Best practices
Introduction
Apache Hop gives you a large amount of freedom when deciding how to do the things you want to do. This freedom means you can be creative and productive in arriving at the desired outcome. So please consider the advice given on this page as tips or free advice to be taken or rejected for a particular situation. Only you can decide what the advice is worth.
Naming
Naming conventions
As your project grows, the importance of keeping things organized grows. A clearly organized project makes it easier to find the workflows, pipelines and other project artefacts, and makes your project easier to maintain overall.
Your naming convention should not only cover all aspects of your projects. For Apache Hop, that means conventions for your workflows, pipelines, transforms, actions and metadata items. There’s more to your project than just Apache Hop, and other areas of your project are no exception. Input and output files, database tables etc will be a lot easier to manage if named clearly, cleanly and consistently.
For larger projects, a formal naming conventions document helps to centrally manage the naming conventions, and helps to avoid confusion when different team members use their own naming conventions interchangeably.

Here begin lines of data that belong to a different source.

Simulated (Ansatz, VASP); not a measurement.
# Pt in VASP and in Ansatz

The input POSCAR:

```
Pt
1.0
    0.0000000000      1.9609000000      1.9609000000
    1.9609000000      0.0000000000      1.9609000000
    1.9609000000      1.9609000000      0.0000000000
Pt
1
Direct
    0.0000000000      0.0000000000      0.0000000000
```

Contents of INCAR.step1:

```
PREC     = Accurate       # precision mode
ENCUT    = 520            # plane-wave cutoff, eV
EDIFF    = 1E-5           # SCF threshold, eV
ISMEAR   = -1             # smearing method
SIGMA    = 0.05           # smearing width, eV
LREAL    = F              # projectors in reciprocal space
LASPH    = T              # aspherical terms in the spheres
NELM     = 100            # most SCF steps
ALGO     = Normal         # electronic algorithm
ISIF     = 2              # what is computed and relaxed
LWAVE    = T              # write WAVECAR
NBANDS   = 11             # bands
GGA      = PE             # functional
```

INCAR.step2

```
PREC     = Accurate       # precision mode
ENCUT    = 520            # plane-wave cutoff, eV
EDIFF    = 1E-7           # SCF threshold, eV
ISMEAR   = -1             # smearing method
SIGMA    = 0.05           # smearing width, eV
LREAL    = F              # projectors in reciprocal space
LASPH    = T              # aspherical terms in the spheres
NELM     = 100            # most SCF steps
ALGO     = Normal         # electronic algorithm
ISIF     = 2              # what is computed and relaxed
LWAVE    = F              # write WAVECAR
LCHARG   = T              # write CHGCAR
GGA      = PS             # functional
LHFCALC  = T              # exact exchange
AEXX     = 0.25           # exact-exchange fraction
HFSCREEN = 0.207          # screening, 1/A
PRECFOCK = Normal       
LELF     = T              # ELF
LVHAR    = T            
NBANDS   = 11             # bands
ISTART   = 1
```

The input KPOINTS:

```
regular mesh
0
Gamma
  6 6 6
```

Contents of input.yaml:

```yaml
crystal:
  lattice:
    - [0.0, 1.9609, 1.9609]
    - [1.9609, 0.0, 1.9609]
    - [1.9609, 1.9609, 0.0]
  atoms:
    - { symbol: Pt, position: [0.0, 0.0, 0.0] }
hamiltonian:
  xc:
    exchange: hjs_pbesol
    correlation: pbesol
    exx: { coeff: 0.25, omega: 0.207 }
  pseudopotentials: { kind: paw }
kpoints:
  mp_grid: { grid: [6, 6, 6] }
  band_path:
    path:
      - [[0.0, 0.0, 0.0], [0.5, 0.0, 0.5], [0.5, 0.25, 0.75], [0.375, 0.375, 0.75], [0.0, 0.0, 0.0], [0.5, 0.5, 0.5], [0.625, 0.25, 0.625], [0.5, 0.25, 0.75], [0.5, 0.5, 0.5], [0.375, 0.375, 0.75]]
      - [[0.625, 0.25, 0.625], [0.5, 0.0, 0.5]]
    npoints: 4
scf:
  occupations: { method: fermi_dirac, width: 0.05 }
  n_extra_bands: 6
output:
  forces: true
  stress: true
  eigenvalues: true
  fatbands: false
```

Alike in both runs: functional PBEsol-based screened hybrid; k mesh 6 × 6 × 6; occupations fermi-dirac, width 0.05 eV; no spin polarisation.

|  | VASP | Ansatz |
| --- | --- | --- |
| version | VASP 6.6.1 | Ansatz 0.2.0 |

A naming convention should be maintained, updated, enforced and verified periodically. Automated naming convention checks (e.g. through scripts in commit hooks) could be considered to automate the validation of your naming conventions.
Transform and action names
Clearly named transforms and actions make your pipelines and workflows a lot easier to understand.
The default action and transform names use the action or transform name. This makes it easy to understand what the transform does, but tell you nothing about the purpose it has in your workflow or pipeline.
Filter rows
(or god forbid, Filter rows 2 2
or similar names you get after copy/pasting transforms) doesn’t tell you anything. A short but concise transform name like start_date < today
tells you exactly what is going on in a filter transform.
For example, for input and output files, you could use the filename you’re reading from or writing to.
You can use (copy/paste) any unicode character in the name of a transform or action and even newlines are allowed. |
Metadata
Metadata item names like relational database connections should immediately tell you what data they contain or what their purpose is.
Metadata item names shouldn’t contain technical or environment details.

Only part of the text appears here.